I READ Mrs Smith's letter (June 21) with disbelief. Can she really be encouraging your readers to pollute the evening air with a home incinerator? Can anything be more thoughtless as well as injurious to health?

Such habits threaten the well being of asthma sufferers, pollute the environment and make the evenings miserable for those who would like to enjoy their gardens.

Her suggestion effectively closes the garden to people returning to their homes after a long day's work who wish to enjoy the evening air.

Stubble burning is banned for farmers. It is time private bonfires were also banned in the interests of health and good neighbourliness!

John Hamilton

Whitchurch Road, Tavistock

MRS Smith (Letters June 21): the cost of waste disposal is too cheap. That is why so little is recycled.

The appropriate place for your garden waste is on your garden, not buried in a waste tip. All organic material can be composted. Unsurprisingly, coarse stuff takes longer to decompose; speed up the process by dessicating or shredding material first. Anything larger than an inch in diameter is fuel for your stove after seasoning.

Alternatively, gather up your dry garden wastes of any size; package them up in a log-sized bundle in, for instance, a discarded paper or polythene bag. Polyethylene is clean-burning, I have been reliably assured; and similarly fuel your stove, redeeming the ash. Wasteful bonfires are unnecessary.

Besides composting and usage as fuel spreading as mulch is another possibility, perhaps best suited for shredded woodier material.

Liquification of soft garden waste is another process to consider. Grass cuttings after liquification can be poured back on to lawns to replenish nutriments removed at each cutting.

The waste you produce should be your responsibility, not mine, nor even the community's. The responsible course of action is for each of us to reuse and recycle our own wastes, or instruct somebody to do so on our behalf, for instance co-operatively with neighbours.

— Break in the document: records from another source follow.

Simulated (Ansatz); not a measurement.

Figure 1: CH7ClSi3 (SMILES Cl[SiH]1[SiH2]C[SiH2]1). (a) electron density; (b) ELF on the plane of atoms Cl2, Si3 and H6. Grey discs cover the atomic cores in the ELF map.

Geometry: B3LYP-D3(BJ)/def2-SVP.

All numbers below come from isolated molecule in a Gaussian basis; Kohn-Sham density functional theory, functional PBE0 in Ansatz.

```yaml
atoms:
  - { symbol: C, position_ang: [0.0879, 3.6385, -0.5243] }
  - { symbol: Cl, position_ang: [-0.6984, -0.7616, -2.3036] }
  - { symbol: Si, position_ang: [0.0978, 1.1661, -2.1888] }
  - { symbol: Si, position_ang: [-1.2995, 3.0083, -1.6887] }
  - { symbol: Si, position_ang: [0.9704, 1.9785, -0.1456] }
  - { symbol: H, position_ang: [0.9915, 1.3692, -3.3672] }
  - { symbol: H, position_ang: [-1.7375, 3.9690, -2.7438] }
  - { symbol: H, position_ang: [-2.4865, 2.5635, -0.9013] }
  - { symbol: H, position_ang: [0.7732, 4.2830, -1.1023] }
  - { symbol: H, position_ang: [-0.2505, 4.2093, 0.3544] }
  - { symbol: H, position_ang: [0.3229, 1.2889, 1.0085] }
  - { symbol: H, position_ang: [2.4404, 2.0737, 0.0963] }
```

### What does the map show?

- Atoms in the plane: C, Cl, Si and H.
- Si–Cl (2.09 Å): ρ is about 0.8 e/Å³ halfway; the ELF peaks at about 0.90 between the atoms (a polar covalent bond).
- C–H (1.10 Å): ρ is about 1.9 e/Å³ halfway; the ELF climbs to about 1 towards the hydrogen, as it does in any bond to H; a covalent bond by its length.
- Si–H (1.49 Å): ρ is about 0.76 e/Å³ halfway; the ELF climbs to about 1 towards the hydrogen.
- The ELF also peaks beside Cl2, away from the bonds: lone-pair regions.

We shouldn't, however, pass the buck to West Devon Borough Council or Focsa. They only recycle the few things for which there is an immediate and viable and 'obvious' demand.

Materials which are wasted are substituted by those obtained by earth-devouring and habitat-destroying mining, quarrying and scalping processes; not necessarily in your back yard, but in somebody else's; and always to the detriment of wildlife.